The city has made some changes: Bike lanes have been added, sidewalks redesigned, and on-street parking has shrunk the street from six to four lanes.
But Tschetter and others believe that’s only a start. The bar owner has proposed a pedestrian bridge over West 7th Street, but because of cost concerns and other factors, the idea has drawn no interest at city hall.
Kevin Buchanan, an information technology worker and keeper of the Fortworthology blog (which focuses on urban planning issues), said changes need to be made to balance the needs of cars and pedestrians.
“We need to accept the fact that West 7th is not just about moving traffic,” Buchanan said. “This is becoming the main street of a new urban neighborhood. And a good main street is about moving people with or without cars.”
He thinks the city should “get rid of a few more lanes and force traffic to slow down.”
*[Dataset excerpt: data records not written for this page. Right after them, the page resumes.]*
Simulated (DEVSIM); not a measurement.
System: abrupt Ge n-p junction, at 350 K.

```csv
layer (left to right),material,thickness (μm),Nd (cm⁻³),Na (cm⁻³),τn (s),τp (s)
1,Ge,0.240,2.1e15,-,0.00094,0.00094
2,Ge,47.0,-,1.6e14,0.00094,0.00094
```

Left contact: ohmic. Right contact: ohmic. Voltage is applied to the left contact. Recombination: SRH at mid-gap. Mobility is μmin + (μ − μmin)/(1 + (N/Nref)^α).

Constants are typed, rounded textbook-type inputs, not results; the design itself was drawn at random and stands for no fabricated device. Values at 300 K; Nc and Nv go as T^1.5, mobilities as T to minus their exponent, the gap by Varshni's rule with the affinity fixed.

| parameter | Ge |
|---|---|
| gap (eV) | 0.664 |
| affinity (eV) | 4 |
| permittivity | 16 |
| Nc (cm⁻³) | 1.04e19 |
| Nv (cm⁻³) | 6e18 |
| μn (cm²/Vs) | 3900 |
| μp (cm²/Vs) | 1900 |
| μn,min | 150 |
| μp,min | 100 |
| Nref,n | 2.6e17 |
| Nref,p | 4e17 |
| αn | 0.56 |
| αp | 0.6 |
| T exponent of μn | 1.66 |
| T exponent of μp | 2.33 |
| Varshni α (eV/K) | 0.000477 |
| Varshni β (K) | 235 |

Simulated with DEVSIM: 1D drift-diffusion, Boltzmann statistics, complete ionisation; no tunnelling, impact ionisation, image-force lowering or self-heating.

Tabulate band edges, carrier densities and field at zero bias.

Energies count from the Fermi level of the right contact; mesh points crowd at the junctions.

That idea drew opposition from Johnson.
“The reality is you need to have the traffic flow moving,” Johnson said. “We don’t want people having to sit on the West 7th Street bridge waiting to get into the Cultural District. People will get extremely frustrated, and they won’t want to live here, eat here, or have their office here.”
Traffic is likely to get worse soon. The In-N-Out Burger chain has built its first Tarrant County outlet on the north side of West 7th, and that’s expected to produce long lines of traffic.
Private developers aren’t doing West 7th Street on their own. They’re getting millions of dollars in taxpayer help at a time when every level of government is cutting back on services — in some cases long-established, bedrock government programs — because of budget woes. Grants, loans, and tax abatements aren’t simply providing water and sewer services or paying for landscaping, they are helping make the projects possible in the first place.
State and federal public funding comes from “sustainability grants” through the North Central Texas Council of Governments. To qualify, projects must include higher-density housing and mixed-use retail, which in turn is expected to improve pedestrian mobility and get cars off the road.
So7 received $4.3 million from NCTCOG for construction of Museum Way for better access from West 7th, plus sidewalk improvements. Of that, $1.7 million is paying for a pedestrian bridge now being built over the Trinity River just to the east.
Museum Place received $2.4 million from NCTCOG for the reconstruction of West 7th Street in front of its property, along with streetscape improvements. The development also earned $192,000 in city tax abatements for 2011 on its completed first phase, the eight-story office/condo tower and the new 7-Eleven store with five housing units above it. The next phase, involving the apartment complex, must be finished by the end of 2012 to meet the abatement agreement terms, and Pettigrew said he expects to make that deadline. However, phases three and four — which will include another apartment mixed-use development and a hotel — must be completed by the end of 2013, and that is unlikely.
“We will probably ask the city for an extension for those phases,” he said.
Fort Worth is providing help through two other programs, one involving grants to bridge funding gaps and ensure that projects get completed and the other involving enhanced infrastructure. In both, developers negotiate terms with the city, involving the number of jobs to be created, the percentage of work that will go to local firms, the amount of private money to be raised, and completion dates on various parts of the project.
Montgomery Plaza has a 21-year tax-abatement agreement covering all property and sales taxes. This year, those benefits will total $835,000. In addition, the development got $172,000 for the infrastructure improvements.
Cypress Equities negotiated a 15-year tax abatement on 75 percent of its property taxes but won’t realize any of those savings until the whole project is finished, by the end of the year.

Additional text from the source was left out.